In 2007, Washington voters approved the Insurance Fair Conduct Act (“IFCA”). IFCA gives people recourse if their insurance company unreasonably refuses to pay their insurance claim. Recourse under IFCA includes important relief that consumers couldn’t previously get, including punitive damages up to three times the amount of their loss and attorneys’ fees. This was considered a big deal.
Insurers, naturally, have urged courts to read IFCA narrowly. Like any new statute, judges applying it in the first instance have to consider how the language approved by the voters applies to the facts of particular cases. So the first few batches of rulings on a new law like IFCA often have a big impact on how that law applies in the real world.
One way insurers have tried to limit IFCA’s reach is by arguing it doesn’t apply to a dispute about how much the insurance company pays on an insurance claim. The language approved by the voters states that IFCA applies to an insurance policyholder who is:
“unreasonably denied a claim for coverage or payment of benefits by an insurer[.]”
So if the company denies the claim and refuses to pay anything, IFCA obviously applies. What about where the insurer accepts the claim and then pays less than the value of the loss?
This happens frequently. For example, a homeowner has a house fire. They get a contractor’s bid to repair the home. It will cost $100,000. They make a claim to their homeowners’ insurance company. The insurance company tells them the loss is covered, but the company will only pay $50,000. Does IFCA apply?
“No”, according many insurers who have taken this issue to court. These companies’ creative lawyers have reasoned that paying less than the value of the claim isn’t the same as “denying a claim” or refusing “payment of benefits.” “After all,” the company says, “we didn’t deny coverage, and we did pay some benefits.”

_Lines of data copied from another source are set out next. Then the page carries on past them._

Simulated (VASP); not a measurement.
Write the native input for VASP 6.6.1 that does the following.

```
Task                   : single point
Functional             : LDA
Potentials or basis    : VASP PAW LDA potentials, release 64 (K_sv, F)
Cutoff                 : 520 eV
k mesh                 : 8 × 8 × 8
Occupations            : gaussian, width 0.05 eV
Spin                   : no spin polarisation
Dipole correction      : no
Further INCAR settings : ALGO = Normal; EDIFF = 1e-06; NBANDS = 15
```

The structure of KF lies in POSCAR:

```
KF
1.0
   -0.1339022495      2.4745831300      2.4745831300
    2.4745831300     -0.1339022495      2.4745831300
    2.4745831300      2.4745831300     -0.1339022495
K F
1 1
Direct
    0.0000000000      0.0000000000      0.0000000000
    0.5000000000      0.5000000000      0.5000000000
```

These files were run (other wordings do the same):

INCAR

A recent decision from the Washington federal court clarifies that this isn’t what the voters intended when they passed IFCA.
In the recent decision Kyu-Tae Jin v. GEICO Advantage Ins. Co., No. 2:22-cv-1714, (W.D. Wash. Nov. 2, 2023), a consumer sued their insurance company after the insurer failed to pay all of the Uninsured Motorist benefits they alleged were owed under their insurance policy.
The policyholder asked the insurer to pay the entire amount of his policy limits, which were $100,000. The insurance company offered to pay $2,000. The policyholder, as you might expect, sued for violation of IFCA, arguing the decision was unreasonable.
The insurance company asked the federal court to throw out the case before trial. The company’s argument boiled down to: “even if our decision wasn’t reasonable, we didn’t deny coverage, and we didn’t refuse to pay benefits–the policyholder just thinks we should have paid more.”
The federal court disagreed. It emphasized that paying any amount at all can’t immunize an insurer from an IFCA claim. The question for IFCA depends on whether the amount the company paid in benefits was “reasonable based on the information it had.”
So, the court reasoned, if the insurance company’s offer to pay $2,000 in response to a claim for $100,000 was unreasonable under the circumstances, the company would violate IFCA. Under the facts of the particular case, the court ruled a jury had to decide that question.
This interpretation would seem to make sense. It’s hard to imagine that the voters who approved IFCA in 2007 intended that an insurance company could get itself off the hook by paying $1 on a $1 million claim.
This decision helps provide some valuable clarity regarding IFCA’s scope.